If we really believe that the message of Jesus Christ has the power to transform our lives and the world, then it makes perfect sense to me to apply these teachings to how we parent and discipline. I'm no theologian, but my understanding of Jesus' core message is that of radical love and mercy and compassion and freedom, a message that has subversively transformative powers. The kingdom of God turns our world upside down, and it should turn our parenting world upside down as well, if it hasn't already.
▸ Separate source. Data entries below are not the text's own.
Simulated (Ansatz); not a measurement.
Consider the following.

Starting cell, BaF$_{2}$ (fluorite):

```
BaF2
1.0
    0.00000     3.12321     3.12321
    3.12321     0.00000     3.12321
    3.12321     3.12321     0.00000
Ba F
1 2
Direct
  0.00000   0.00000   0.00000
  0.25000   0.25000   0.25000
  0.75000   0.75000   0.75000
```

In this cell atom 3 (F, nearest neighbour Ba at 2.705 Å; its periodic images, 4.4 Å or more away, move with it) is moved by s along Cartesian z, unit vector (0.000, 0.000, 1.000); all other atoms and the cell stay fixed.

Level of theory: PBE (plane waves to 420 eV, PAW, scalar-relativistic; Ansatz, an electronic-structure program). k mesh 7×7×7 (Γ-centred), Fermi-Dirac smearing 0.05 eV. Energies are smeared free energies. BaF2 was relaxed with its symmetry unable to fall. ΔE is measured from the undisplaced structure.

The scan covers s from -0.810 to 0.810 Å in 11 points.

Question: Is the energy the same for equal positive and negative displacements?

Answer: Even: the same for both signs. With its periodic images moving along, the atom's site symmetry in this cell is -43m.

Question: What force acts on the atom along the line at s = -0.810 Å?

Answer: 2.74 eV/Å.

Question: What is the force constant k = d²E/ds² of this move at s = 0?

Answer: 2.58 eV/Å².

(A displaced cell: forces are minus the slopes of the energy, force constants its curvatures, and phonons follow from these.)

The Jews in Jesus' day had all these laws and regulations that they had to follow to maintain their membership in the Righteous Club. The Pharisees were among the few who followed the letter of the law to the last detail, but Jesus called them white-washed tombs because their hearts did not match their outward deeds. Do we want to raise our kids to be Pharisees? Always in line and following all the rules (as long as someone's watching) to avoid punishment and to be praised for their good behavior, but inwardly devoid of love and justice and goodness and mercy and compassion? Just as Jesus didn't come to abolish the law but to call us to a deeper and higher standard*—having inward righteousness as well as outward—why should our standards for our kids be different? Why feel smug if our kids grow up to be well-behaved and well-mannered, who say "thank you" and "please" and "excuse me," who don't interrupt when a grown-up is speaking, who follow all the rules at school and home and church, never rock the boat. Will such kids be willing to befriend and stick up for the ones at school who are being bullied or ostracized for being a different color, for being gay, for being poor, for being disabled, for being clumsy, for being different in any way from the mainstream? Will such kids pass a homeless person on the street and be filled with compassion or will they not even notice or just be embarrassed?

If we apply the message of the kingdom to the way we discipline our children so that they will be molded from the inside and for the long-term, what would that look like? This is something I hope we can discuss, and I offer here a few of my own thoughts. [Some of these paragraphs seem kind of jumbled, which is why I'm putting them in bullet form, so I apologize in advance.]

  • I think we first have to reexamine our attitude towards/assumptions about children. Do we see children as people worthy of respect and dignity? Do we think that children have a natural tendency to misbehave unless they are kept in line with an iron hand? Do we view children as lesser citizens in God's kingdom? I think Jesus was pretty clear about how he felt about children. He welcomed them with open arms and declared that the kingdom of God belongs to such as these. If we keep that in mind, we'll probably think twice before we belittle or disrespect a child.
  • It also would be helpful to keep in mind that we are also children of God and to think of how God disciplines us. I don't know about you all, but God didn't win my heart with time-outs or spankings. It was his gentleness and mercy during those times I deserved most to be punished that really melted my heart. Alfie Kohn writes in his book Unconditional Parenting that it is when kids are behaving at their worst that they need most to be loved. I've witnessed the truth of this in my own life with my 3 year old daughter.
  • I believe in gentle, compassionate discipline that is respectful and mindful of the child's body, mind, spirit, personality and developmental readiness. I believe that the goal of discipline is to teach, not to modify or control undesirable behavior. I also believe that the best medium for effective discipline is a loving relationship with our child that is based on trust, unconditional love and acceptance, compassion and respect.
  • I don't believe that gentle discipline means weak discipline. In fact, based on Jesus' teachings, I believe the opposite to be true. I believe that you CAN be firm and provide guidance, but that doing so gently and lovingly and humbly has more power to teach a life lesson than using harsh punishment or one's greater size/strength to enforce compliance. I don't believe that gentle discipline equates to sparing the rod, but to me that rod signifies the guidance of a shepherd's staff, not an instrument of physical punishment.
  • Many parents may use discipline as a way to make children do as they are told, to "behave," and I wouldn't be surprised if those children grow up to have a warped view of God. I think Jesus calls his followers to a higher and deeper practice of discipline, one that is based on gentleness and humility--not power; mercy and compassion--not severity; trust--not control; respect--not shame; freedom--not coercion; unconditional love--not conditional rejection.

*My thoughts on Jesus' calling us to a higher and deeper standard come from The Secret Message of Jesus by Brian McLaren.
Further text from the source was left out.